Scala 2.12 can automatically convert a lambda expression to an interface. E.g, I'm using:
import org.apache.kafka.common.serialization.{Deserializer, Serde, Serializer}
import scalapb.GeneratedMessageCompanion
class ProtoSerde[A <: scalapb.GeneratedMessage](implicit companion: GeneratedMessageCompanion[A])
extends Serde[A] {
override def serializer(): Serializer[A] = (_: String, data: A) => data.toByteArray
override def deserializer(): Deserializer[A] = (_: String, data: Array[Byte]) => companion.parseFrom(data)
}
Will it automatically cache the instance of the created objects, so that a new object isn't allocated on every call. I.e. I want:
import org.apache.kafka.common.serialization.{Deserializer, Serde, Serializer}
import scalapb.GeneratedMessageCompanion
class ProtoSerde[A <: scalapb.GeneratedMessage](implicit companion: GeneratedMessageCompanion[A])
extends Serde[A] {
lazy val _serializer: Serializer[A] = (_: String, data: A) => data.toByteArray
lazy val _deserializer: Deserializer[A] = (_: String, data: Array[Byte]) => companion.parseFrom(data)
override def serializer(): Serializer[A] = _serializer
override def deserializer(): Deserializer[A] = _deserializer
}
Will the compiler perform this optimization automatically, or do I have to do it myself?
def is not memoized to calling it will recompute value every time. It might be later optimized by JIT compiler.

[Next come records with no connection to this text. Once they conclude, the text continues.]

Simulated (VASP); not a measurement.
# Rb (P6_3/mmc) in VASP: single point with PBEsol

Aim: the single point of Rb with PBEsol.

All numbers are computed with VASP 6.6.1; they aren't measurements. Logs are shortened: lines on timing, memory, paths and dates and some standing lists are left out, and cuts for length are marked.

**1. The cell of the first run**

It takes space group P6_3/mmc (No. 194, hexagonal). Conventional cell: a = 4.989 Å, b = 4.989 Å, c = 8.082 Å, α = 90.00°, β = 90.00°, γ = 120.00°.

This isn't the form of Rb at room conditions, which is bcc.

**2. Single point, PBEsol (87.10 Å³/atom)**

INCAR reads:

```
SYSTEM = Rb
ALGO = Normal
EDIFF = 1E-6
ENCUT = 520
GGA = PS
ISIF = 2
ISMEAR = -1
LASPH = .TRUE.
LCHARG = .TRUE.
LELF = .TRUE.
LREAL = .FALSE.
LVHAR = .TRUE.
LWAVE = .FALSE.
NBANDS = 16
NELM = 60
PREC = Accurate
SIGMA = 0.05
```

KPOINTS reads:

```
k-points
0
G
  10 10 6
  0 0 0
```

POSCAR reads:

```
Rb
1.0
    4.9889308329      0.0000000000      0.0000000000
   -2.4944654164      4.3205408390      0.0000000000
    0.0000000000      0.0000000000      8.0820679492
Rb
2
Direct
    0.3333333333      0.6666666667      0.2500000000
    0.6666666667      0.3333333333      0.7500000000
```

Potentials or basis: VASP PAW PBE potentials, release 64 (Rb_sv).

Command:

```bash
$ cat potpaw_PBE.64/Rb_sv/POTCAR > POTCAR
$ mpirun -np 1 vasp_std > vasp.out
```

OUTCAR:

But there's a simpler solution to make properties of class memoized. Scala allows changing def to val while you override parent methods. It is also possible to add lazy modifier on extending class:
class ProtoSerde[A <: scalapb.GeneratedMessage](implicit companion: GeneratedMessageCompanion[A])
extends Serde[A] {
override lazy val serializer: Serializer[A] = (_: String, data: A) => data.toByteArray
override lazy val deserializer: Deserializer[A] = (_: String, data: Array[Byte]) => companion.parseFrom(data)
}